It is principally for these reasons, I think, that disqualification proceedings against IPs will rarely be taken. I hope this helps.
Mohammed Qasim,
Partner, Head of Insolvency,
Brindley Twist Tafft & James, Solicitors
Mohammed Qasim
Partner, Head of Insolvency
Brindley Twist Tafft & James, Solicitors
It is clear that regulatory action is not a substitute for criminal or other action and one should not be confused with another. The burden of proof in a disqualification will be different from a regulatory offence, as will the wording of the offence. I would say that it is more logical for a disqualification to deal with the matter than a regulator because it provides better protection for the public.

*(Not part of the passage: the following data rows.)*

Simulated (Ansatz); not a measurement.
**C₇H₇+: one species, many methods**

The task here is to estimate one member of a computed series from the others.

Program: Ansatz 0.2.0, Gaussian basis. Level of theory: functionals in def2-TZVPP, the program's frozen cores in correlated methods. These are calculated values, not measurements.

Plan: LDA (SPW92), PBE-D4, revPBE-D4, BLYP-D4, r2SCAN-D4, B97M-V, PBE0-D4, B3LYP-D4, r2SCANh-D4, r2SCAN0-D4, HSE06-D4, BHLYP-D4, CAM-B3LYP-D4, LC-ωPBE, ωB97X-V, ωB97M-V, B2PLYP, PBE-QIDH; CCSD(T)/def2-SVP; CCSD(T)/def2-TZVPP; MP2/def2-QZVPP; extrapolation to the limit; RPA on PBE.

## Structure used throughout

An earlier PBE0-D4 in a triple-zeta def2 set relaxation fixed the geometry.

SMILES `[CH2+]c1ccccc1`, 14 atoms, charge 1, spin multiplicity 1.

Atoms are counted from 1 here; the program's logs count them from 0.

b) In the case of an IP a conviction a loss of licence is automatic so the further disqualification may seem unecessary. However, there is strong evidence that struck off IPs are able to make a significant income as unlicensed insolvency advisors who receive payments to refer work to licence holders. A disqualification might help further inhibit these individuals.
I have suggested elsewhere that perhaps RPBs ought to routinely refer the matter to the SOS after they have withdrawn a licence so a disqualification can also take place.
c) I have heard many negative comments about Adbury. My view from reading the case is that the concept that an applicant must have an interest in the disqualification is entirely false and has no place in this sort of case. By creating that test the judge has effectively ruled out applications by most of those permitted to do so by statute. He has applied a sort of financial interest test in a disqualification.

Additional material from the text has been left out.